WASHINGTON -- The CIA believes Osama bin Laden is still in Pakistan, and the spy agency is hoping to close in on him as that country's military cracks down on the northwestern tribal area where he is thought to be hiding.

CIA Director Leon Panetta told reporters after a speech on Capitol Hill Thursday that finding bin Laden remains one of the CIA's top priorities.

"I guess one of our hopes is that as Pakistani military moves in, combined with our operations, we may have a better chance to get at him," Panetta said.

The CIA has increased the number of officers and recruited agents, or locals who provide information, in Pakistan, Panetta said.

"We have a number of people who are on the ground in Pakistan who are helping us provide targets and who are helping us provide the information that we really need to go after al-Qaida," he said.

He said the Pakistani offensive in the Swat Valley is making very good progress compared to Pakistan's past efforts to crack down on extremists. The Pakistan military says it has killed more than 1,300 militants during the offensive and reclaimed most of the region.

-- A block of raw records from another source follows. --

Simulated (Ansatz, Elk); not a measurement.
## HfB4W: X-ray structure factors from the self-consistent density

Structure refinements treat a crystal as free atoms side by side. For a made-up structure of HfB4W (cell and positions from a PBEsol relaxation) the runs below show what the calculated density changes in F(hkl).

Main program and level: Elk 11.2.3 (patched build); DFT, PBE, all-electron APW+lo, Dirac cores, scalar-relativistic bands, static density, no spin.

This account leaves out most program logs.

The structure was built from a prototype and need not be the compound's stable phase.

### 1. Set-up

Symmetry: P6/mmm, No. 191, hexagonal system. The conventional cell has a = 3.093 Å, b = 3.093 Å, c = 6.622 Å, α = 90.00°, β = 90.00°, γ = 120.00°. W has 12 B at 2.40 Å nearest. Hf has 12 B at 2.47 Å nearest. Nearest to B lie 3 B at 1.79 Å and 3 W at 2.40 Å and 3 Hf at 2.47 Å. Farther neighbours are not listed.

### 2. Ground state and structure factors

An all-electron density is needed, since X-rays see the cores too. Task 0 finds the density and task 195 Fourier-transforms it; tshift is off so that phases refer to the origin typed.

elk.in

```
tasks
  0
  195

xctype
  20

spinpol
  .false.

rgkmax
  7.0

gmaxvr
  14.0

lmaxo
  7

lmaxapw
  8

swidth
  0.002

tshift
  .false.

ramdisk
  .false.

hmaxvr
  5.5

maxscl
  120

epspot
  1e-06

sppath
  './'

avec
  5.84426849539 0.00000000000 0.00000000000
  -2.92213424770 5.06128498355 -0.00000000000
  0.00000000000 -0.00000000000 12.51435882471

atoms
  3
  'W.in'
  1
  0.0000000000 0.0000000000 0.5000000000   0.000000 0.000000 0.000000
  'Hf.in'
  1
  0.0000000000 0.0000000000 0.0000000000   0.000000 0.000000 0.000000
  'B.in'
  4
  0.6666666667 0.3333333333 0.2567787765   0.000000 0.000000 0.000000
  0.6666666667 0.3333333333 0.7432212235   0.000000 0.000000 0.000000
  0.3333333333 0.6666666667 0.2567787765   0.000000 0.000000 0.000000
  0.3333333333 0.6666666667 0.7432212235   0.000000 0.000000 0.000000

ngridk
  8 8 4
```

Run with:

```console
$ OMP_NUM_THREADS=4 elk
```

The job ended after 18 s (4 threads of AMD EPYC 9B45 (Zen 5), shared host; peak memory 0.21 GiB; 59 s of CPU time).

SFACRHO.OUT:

Past offensives against Islamist militants often faltered, with the government choosing to strike peace agreements with the extremists. A peace deal in Swat collapsed in April after the Taliban advanced from there into nearby Buner, just 60 miles from the capital, Islamabad.

Panetta said the CIA is mindful that as it makes progress in Pakistan, al-Qaida leaders could transfer their sights to safe havens elsewhere, such as Yemen and Somalia, which have large ungoverned territories.

Panetta also hinted that the Obama administration is crafting a new approach to confront both North Korea's and Iran's nuclear program.

"The approach that we take to deal with North Korean nuclear development will send a very important signal to Iran in how we deal with them," Panetta said after a speech to the National Italian American Foundation.

He declined to provide details.

North Korea conducted its second underground nuclear test in May. The blast came less than two months after the North fired an intermediate-range rocket over Japan and into the Pacific Ocean. Though North Korea claimed it launched a satellite into space, the U.S. and other countries believe it was meant to test ballistic missile technology.

Iran is reported to be developing the fissile material and missile to fuel and launch a nuclear warhead, but has not yet detonated an atomic bomb. It launched a small satellite into space earlier this year, making progress on technology that could be applies to an intercontinental ballistic missile.

The CIA is closely monitoring the Iranian presidential election to take place Friday. Panetta said current President Mahmoud Ahmadinejad still has the edge, especially in rural areas, and is favored by Iran's religious ruler, but other candidates appear to be gaining ground after a public debate.

"We're sensing now there is some momentum for opposing candidates," he said.

Panetta also said the CIA will spend nearly $250 million in the next five years to double the number of intelligence officers that are proficient in a foreign language. Less than a third of CIA analysts and overseas spies are proficient in a foreign language, according to the agency.